The questions which are mooted in your pages ought to be discussed with the mutual forbearance and enlarged liberality which are predominant in the general society of our metropolis; not with the keen and angry partizanship which distinguishes the petty squabbles of a country town.

Icon.

Our readers know that we ourselves recently noticed the tendency of too many of our correspondents to depart from the courteous spirit by which the earlier communications to this Journal were distinguished. The intention we then announced of playing the tyrant in future, and exercising with greater freedom our "editorial privilege of omission," we now repeat yet more emphatically. Icon well remarks that we are much in the power of our contributors. Indeed we are more so than even he supposes.

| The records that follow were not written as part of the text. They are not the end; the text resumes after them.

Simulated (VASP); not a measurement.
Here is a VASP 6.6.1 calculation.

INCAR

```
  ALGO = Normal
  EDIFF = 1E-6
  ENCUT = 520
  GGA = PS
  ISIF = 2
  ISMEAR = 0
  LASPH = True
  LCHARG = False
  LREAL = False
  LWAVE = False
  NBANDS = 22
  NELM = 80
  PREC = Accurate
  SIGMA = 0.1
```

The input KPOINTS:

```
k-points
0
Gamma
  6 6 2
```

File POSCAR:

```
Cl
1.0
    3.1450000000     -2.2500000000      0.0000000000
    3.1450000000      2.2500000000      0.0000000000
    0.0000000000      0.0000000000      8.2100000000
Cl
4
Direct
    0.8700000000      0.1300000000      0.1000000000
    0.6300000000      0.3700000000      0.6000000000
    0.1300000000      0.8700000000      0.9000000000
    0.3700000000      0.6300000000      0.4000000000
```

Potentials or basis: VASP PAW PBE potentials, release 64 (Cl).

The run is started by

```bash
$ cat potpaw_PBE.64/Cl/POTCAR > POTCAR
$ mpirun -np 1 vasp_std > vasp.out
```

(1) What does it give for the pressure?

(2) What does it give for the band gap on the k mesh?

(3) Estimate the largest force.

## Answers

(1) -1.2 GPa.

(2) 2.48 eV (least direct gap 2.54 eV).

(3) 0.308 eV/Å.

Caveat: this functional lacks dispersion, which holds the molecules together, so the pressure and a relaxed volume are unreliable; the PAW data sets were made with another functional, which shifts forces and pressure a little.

An article on the Notes and Emendations which lately appeared in our columns concluded, in its original form, with an argument against their genuineness, based on the use of a word unknown to Shakspeare and his cotemporaries. This appeared to us somewhat extraordinary, and a reference to Richardson's excellent Dictionary proved that our correspondent was altogether wrong as to his facts. We of course omitted the passage; but we ought not to have received a statement founded on a mistake which might have been avoided by a single reference to so common a book.

Again, at p. 194. of the present volume, another correspondent, after pointing out some coincidences between the old Emendator and some suggested corrections by Z. Jackson, and stating that Mr. Collier never once refers to Jackson, proceeds: "Mr. Singer, however, talks familiarly about Jackson, in his Shakspeare Vindicated, as if he had him at his fingers' ends; and yet, at p. 239., he favours the world with an original emendation (viz. 'He did behood his anger,' Timon, Act III. Sc. 1.), which, however, will be found at page 389. of Jackson's book." Now, after this, who would have supposed that, as we learn from Mr. Singer, "Mr. Ingleby has founded his charge on such slender grounds as one cursory notice of Jackson at p. 288. of my book, where I mentioned him merely on the authority of Mr. Collier." And who that knows Mr. Singer will doubt the truth of his assertion, that he has not even seen Jackson's book for near a quarter of a century, and that he had not the slightest reason to doubt that the conjecture of behood for behave was his own property?[[2]]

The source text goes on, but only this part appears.